Diplomatic tension between Russia and the West over Ukraine is mounting amid fears the Kremlin might send in troops and break up the country.
The Russian foreign ministry has accused the EU and the US of exploiting the protest movement for geopolitical 'power grabbing' and claimed the post-revolution interim authorities were employing "terrorist methods" against ethnic Russians siding with the ousted president, Viktor Yanukovich.
The ministry said that the western-backed peace deal that ended the three-month-long protest was being "used as cover to promote a scenario of forced change of power in Ukraine".
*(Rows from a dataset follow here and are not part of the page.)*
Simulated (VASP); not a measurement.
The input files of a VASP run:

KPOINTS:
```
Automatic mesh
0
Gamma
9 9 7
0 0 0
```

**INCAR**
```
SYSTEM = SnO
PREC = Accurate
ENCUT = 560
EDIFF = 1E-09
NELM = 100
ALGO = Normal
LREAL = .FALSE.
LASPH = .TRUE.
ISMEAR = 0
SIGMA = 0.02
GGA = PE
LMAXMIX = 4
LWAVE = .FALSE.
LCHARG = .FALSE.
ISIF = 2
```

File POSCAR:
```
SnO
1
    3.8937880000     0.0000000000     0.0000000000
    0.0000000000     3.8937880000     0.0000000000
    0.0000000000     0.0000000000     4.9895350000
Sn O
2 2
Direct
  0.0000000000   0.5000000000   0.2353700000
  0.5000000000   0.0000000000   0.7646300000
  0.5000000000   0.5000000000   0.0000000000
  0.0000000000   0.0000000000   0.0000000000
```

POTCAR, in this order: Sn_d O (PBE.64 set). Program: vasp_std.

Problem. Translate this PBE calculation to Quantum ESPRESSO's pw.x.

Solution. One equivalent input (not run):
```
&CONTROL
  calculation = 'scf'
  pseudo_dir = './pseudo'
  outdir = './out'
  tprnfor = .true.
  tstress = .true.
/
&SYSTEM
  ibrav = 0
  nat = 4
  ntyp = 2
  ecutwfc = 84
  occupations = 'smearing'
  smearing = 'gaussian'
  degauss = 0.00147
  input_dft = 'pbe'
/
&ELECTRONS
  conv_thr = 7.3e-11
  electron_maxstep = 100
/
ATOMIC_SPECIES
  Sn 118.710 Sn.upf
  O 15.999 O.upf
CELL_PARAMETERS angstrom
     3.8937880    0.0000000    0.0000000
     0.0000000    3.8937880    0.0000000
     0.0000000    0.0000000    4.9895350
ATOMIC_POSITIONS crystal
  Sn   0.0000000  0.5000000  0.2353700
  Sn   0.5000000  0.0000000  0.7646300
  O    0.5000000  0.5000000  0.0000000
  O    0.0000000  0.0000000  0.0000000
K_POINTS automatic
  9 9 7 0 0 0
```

It added that western powers were encouraging neo-Nazi and anti-Semitist manifestations and voiced concerns about possible human rights violations against ethnic Russians.
The Russian foreign ministry tweeted:
"We hear calls for putting a ban on the Russian language, eliminating parties and organisations, and closing dissenting mass media," the ministry added.
Prime minister Dmitry Medvedev also aired doubts on the legitimacy of Ukraine's new authorities, who have been recognised by western countries.
Medvedev described the recognition as an "aberration" and said that those now in power were guilty of an "armed mutiny" against Yanukovich.
The stark statements came after civic groups in Crimea, where Russia has a large naval base hosting some 25,000 troops, called for Russia to send in the military to protect them from an imminent "genocide".
The revolution has stirred up divisions between ethnic Russians, who live predominantly in eastern Ukraine and support the fugitive Yanukovich and ethnic Ukrainians, who led the protests that toppled him.
The strain is particularly strong in Crimea, the only region where ethnic Russians make up a majority of the population.
In the regional capital of Simferopol, hundreds of people answered a call to defend the region and signed up for an ad hoc militia to fight back at revolutionaries.
Squads of riot police from the elite Berkut ["Golden Eagle"] special forces unit, who are accused of killing tens of protesters, were met in the streets by cheering crowds and hailed as heroes, as they returned to their Crimean homes.
Last week a senior Russian government official told the Financial Times that the Kremlin was ready to fight a war over Crimea.
"If Ukraine breaks apart, it will trigger a war," the unnamed official told the newspaper.
"They will lose Crimea first [because] we will go in and protect [it], just as we did in Georgia," the official continued.
In 2008 Russian President Vladimir Putin ordered his troops to invade Georgia, claiming people in the breakaway region of South Ossetia were at risk of genocide, after Tbilisi launched a crackdown on separatists.
Moscow still has a strong military presence in the region, whose independence is recognised only by Russia, Nicaragua, Venezuela, Nauru and Tuvalu.
Over the weekend the US warned the Kremlin to keep out of Ukraine.
National security adviser Susan Rice told NBC that Russia would make a "grave mistake," if it was to deploy the military there.
"It's not in the interests of Ukrainia or of Russia or of Europe or the United States to see the country split," Rice said.
The warning was rebuffed by Moscow.
"We have seen the expert evaluations of Susan Rice, which are based on repeated US military interventions in multiple places around the world, especially where the US administration is of the opinion that the norms of Western democracy are in danger or ruling regimes begin too clearly 'to get out of hand'," a source at the Russian foreign ministry told Interfax news agency.
"We consider that the current presidential adviser will give this kind of advice about the error of using force to the US leadership in the event of a decision about a new intervention."
Analysts described the standoff as being reminiscent of the Cold War era.